These logs show activity when clients request keys or when an error occurs.

Access the secure chat application

The blueprint includes two web applications:

• Alice provides the TLS 1.2 PSK server.

• Bob connects to Alice as a TLS 1.2 PSK client.

To access each service, open the following URLs in a browser:

http://<node-alice-ip>:30010/?id=ClientA

http://<node-bob-ip>:30011/?id=ClientB

The first URL opens the Alice interface and the second URL opens the Bob interface. Once both web interfaces are open, start the applications in the following order:

1. In the Alice interface, click Start Quantum-Safe Session.

2. Alice starts a TLS 1.2 PSK server on TCP port 4444 and waits for an incoming connection.

3. In the Bob interface, click Start Quantum-Safe Session.

4. Bob obtains a QKD-derived key and its associated identifier from the Bob KMS.
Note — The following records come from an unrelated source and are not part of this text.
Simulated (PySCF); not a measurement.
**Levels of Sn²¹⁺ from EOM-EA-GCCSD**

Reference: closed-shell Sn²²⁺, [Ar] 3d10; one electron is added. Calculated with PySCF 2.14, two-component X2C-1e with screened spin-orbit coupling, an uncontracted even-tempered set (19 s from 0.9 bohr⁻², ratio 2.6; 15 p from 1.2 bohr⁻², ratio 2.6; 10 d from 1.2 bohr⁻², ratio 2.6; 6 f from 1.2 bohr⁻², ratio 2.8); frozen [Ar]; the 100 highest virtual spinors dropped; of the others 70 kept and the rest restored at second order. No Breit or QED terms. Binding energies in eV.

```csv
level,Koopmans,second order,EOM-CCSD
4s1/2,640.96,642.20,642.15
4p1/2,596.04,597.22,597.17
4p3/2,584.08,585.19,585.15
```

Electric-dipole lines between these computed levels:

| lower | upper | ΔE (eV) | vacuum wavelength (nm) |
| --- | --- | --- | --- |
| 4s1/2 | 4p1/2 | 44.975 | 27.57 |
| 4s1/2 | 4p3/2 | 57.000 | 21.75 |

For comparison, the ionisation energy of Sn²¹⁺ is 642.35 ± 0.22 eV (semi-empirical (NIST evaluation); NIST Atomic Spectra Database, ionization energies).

5. Bob communicates the key identifier to Alice in a TLS handshake message.

6. Alice uses the received identifier to retrieve the corresponding key from the Alice KMS.

7. Both applications establish a TLS 1.2 PSK session using the retrieved QKD key.

8. The web interfaces show that the secure-chat session is ready.

The cryptographic key itself is not transmitted from Bob to Alice. Only the key identifier is exchanged. Each application retrieves its copy of the shared secret from its local KMS. Once the TLS session has been established:

1. Send a message from Alice.

2. Confirm that it appears in the Bob interface.

3. Send a response from Bob.

4. Confirm that it appears in the Alice interface.

The messages are transported through the TLS session and protected using QKD-derived cryptographic material.

Capture the TLS Traffic

The secure-chat traffic can be captured and inspected with Wireshark to verify that the TLS session is actually being established using the QKD key as PSK, and that the exchanged messages are therefore secured.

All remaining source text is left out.